# Adopt a Military Working Dog!



## ThorDog (Feb 12, 2010)

http://www.lackland.af.mil/shared/media/document/AFD-080317-046.pdf

Home

Sorry if this has been posted before but I was talking with a former military K9 trainer and he told me about this and I wanted to pass it along!


----------



## DharmasMom (Jul 4, 2010)

I am already in the process of adopting one. I think this is a great program and these dogs need good homes after they are retired. The military will euthanize the ones that don't get homes. 

If you don't want to travel to Lackland, any base in your area could have dogs up for adoption. I found mine by calling the local bases and one had a dog that they were getting ready to retire.


----------



## ThorDog (Feb 12, 2010)

Congratulations!!!
Here is a link with phone number to other bases that might have adoptable working dogs

Donations

Dharmas mom - post pics of your K9 hero!!!


----------



## DharmasMom (Jul 4, 2010)

I posted these pics in another thread but I will be happy to do so again. 

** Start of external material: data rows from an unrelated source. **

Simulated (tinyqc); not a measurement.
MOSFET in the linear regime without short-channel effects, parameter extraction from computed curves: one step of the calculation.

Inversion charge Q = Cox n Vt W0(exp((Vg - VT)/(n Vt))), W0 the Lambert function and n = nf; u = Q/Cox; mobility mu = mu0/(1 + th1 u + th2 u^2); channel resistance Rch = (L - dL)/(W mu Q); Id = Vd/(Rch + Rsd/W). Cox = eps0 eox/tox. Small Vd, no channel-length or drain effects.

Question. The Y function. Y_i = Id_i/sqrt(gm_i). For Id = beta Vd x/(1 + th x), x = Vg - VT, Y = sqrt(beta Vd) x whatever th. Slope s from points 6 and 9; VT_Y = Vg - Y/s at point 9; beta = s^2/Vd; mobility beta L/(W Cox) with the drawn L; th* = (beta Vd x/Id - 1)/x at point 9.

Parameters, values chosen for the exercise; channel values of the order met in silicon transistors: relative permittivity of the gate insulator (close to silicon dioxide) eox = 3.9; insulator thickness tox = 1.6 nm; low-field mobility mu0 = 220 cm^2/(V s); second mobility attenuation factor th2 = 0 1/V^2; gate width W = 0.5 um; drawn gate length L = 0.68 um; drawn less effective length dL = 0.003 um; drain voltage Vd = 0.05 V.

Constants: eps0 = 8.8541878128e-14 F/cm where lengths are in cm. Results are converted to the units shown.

His name is Kicsi and he is a 5 yo GSD


----------



## ThorDog (Feb 12, 2010)

Congratulations he is gorgeous!


----------



## Jessiewessie99 (Mar 6, 2009)

I want one!! I would love to have one! But my parents said 2 is enough for now.lol


----------



## mkmagu1 (Jun 17, 2002)

Bumping and suggest making it a sticky for future reference.


----------



## ThorDog (Feb 12, 2010)

great suggestion! Here are all the contact numbers again:








Donations


----------



## KZoppa (Aug 14, 2010)

i found these links a while back. I would LOVE to adopt a retired military working dog. I see them often around the base here. Unfortunately the base here has ONE gsd and he's already spoken for by his handler when he retires. All the others are very high strung and reactive dutch shepherds.


----------



## Chicagocanine (Aug 7, 2008)

I think this is very important to let people know about! 
I've read that the best thing to do is call all the bases in your area if you're interested in a dog, because a lot of times that's the only way to get updated info on available dogs. The Military Dog Adoptions website has a lot of great info.

I have a friend who is hoping to adopt a Malinois he was partnered with when he was in the Air Force...the dog is supposed to be retiring soon so hopefully he will be able to get him!


----------



## onyx'girl (May 18, 2007)

I can't imagine the handler giving up a dog after they have been thru so much together. The PTSD is prevalent in dogs as well as soldiers, too bad they can't recoup together and support each other during the transition. I would be honored to adopt a military dog...Thank you for posting this link, I hope it is made into a sticky.


----------



## eberesche (Aug 4, 2007)

Sticky? Please!


----------



## Narny (Sep 8, 2010)

*Thank you for posting this!!!*

I have been looking into buying a GSD for a while. I looked into all different kinds of adoptions but the one thing I could not get around was the unknown factor as a lot of those dogs are strays or abused I just couldnt have them around my children. Now I can adopt a dog whose not an unknown and that I can trust around my kids. 

Just wanted to say a big thank you for this site and the information here.


----------



## Narny (Sep 8, 2010)

onyx'girl said:


> I can't imagine the handler giving up a dog after they have been thru so much together. The PTSD is prevalent in dogs as well as soldiers, too bad they can't recoup together and support each other during the transition. I would be honored to adopt a military dog...Thank you for posting this link, I hope it is made into a sticky.



I have called and spoke with a few of the bases. Not all of these dogs are coming back from war. Some of them are used to train the war bound dogs others are "washouts" that arent up to the military standards. 

The person I spoke with said 9 times out of 10 the handler takes the dog thus the reason there is in some cases a 2 year waiting list depending on the base.


----------



## gsdraven (Jul 8, 2009)

Narny, if you get a dog from a reputable rescue - one that uses foster homes- the foster parent should be able to tell you about any issues the dog has. Many foster homes have children and other pets living in the home and take at least a month to socialize the dog to many different situations so they can tell you what the right home for the dog is and many will help you to find the right dog for your family. 

Also, many rescues at least courtesy post for owner surrenders and can put you in contact with the dog's previous owner to find out the history of the dog. Buying a puppy can also be an unknown as to where their personality will end up when they are finally matured at 2-3 years old.


----------